Coffee, Red Bull, and Jack’s Ultimate Breakfast Sandwich… the recipe for what was about to be a good day in Cali. The forecast called for cloudy skies clearing mid morning with temps in the mid 30’s. We were just crossing into California from the biggest little city in the world, Reno when we arrived in Truckee, CA. Now it was time to follow directions. “Head south on 89 about 3 miles, then turn right on Cabin Creek Road, and follow the signs to the Landfill” were the directions given to us by one of the Daves.
Pacific Crest Snowcats Background
Dave is the name of two of the owner/operator/cat driver/guides for Pacific Crest Snowcats, the only snowcat operation located in California’s Lake Tahoe region in the High Sierras. We showed up to the parking lot to find a few people lined up and getting prepped for the day’s trip. Our guides today would be both Daves and R.B., all seasoned guides from backgrounds such as being Alaskan heli-ski guides, ski patrollers at Alpine Meadows, and seasoned river guides.
The snow looked grim from the parking lot, a light powder dusting on top of a sun-baked crust…. yet our hopes had not been shattered. We had just driven 9.5 hours after an 8-hour workday to get here. We had to stay optimistic. So the crew starts showing up for the ride… 3 girls from Cali, Chamonix, and back east, a pro skier, 2 other photographers, and our crew of 3. We were ready.
After a short backcountry safety discussion and an explanation of the day’s plans, we piled into one of Pacific Crest’s snowcats. Nestled between world famous Squaw Valley USA and Sugar Bowl, is a vast expanse of terrain previously accessed via ski touring, only now we had the opportunity to rip it without hiking, thanks to Pacific Crest Snowcats. Operating on private land, the terrain is definitely not for the inexperienced. With chutes, cliffs, gladed trees, and wide-open faces… this place was jaw dropping. There is almost every compass aspect available for our feast as we unload at the top of a 40-minute ride to our first destination.

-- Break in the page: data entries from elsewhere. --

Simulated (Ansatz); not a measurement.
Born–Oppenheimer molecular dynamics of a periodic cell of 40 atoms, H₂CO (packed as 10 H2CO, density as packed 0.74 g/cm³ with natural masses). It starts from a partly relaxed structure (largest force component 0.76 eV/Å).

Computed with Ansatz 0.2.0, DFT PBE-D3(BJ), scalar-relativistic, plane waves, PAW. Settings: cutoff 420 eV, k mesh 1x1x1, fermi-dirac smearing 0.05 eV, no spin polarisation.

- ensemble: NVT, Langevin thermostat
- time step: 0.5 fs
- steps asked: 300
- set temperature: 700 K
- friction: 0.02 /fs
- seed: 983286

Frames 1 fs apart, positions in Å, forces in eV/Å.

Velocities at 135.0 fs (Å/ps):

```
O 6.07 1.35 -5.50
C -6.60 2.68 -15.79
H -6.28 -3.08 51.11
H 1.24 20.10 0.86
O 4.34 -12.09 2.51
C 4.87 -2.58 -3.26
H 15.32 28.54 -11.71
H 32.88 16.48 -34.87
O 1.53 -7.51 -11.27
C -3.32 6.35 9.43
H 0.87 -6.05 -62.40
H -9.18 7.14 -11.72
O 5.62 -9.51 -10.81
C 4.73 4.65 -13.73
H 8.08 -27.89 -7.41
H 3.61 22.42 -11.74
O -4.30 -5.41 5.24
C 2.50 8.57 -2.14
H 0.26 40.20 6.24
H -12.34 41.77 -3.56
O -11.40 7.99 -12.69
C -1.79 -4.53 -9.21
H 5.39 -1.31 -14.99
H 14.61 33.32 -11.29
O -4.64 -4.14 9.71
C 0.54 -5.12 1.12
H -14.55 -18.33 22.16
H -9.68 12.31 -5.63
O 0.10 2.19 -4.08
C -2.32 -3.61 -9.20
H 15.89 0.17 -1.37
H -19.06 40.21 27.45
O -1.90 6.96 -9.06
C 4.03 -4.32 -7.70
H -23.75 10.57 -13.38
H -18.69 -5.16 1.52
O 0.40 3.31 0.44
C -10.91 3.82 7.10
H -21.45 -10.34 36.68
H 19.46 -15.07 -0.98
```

By the looks of it, we have 6-8 inches of fluff on a solid base. We do a short beacon search and head to the snow pit. The snowpack is just about as stable as they come, so we all ski down our first run. Come to find out, the snow turns out to be some of the most challenging we’ve ever skied. Punchy, and firm…but we all chuckle and make the best of it and load in the cat again. We decide to hit some sun lit runs in hopes that it’s a bit softer.
With most Cat skiing operations offering 500-800 vertical foot runs, Pacific Crest Snowcats offers up to 1200 and even a 1500-foot shot of snowcat accessed powder, so the choice of runs was a coin toss. Just at the top of our next ridge, the cat throws a shoe….but that wasn’t going to stop us. While the Daves took off to get a reserve cat, we threw our gear on our shoulders, and hiked a short distance to our perfect south-facing slope. We shoot tons of pictures and video of everyone, and hike back up for seconds.
After a successful session on a giant slope with a bunch of exposed goblin-like rocks, we head down to the cat. Exhausted and hungry, we catch a ride to our lunch destination and proceed to scarf down the great deli-style feast prepared by our guides. A bit of story telling ensued and after brief cool off, we head down our last run to the cat. Most of us were tired from our great session in the sunlight so we head for home base.
The Bottom Line on Pacific Crest Snowcats
The short number of runs did not disappoint any of us. The experience of the trip due to great terrain, company, and guides, left us all grinning ear to ear. The day was an official success. Pacific Crest gets an A+, and the day finished by the crew enjoying a brew at a local pub just a short distance away. Once again, stories came from every direction and laughs abounded. With the combination of terrain, guides, snowpack, and ease of having the Reno airport so close, Pacific Crest Snowcats is quite possibly the biggest little secret in California.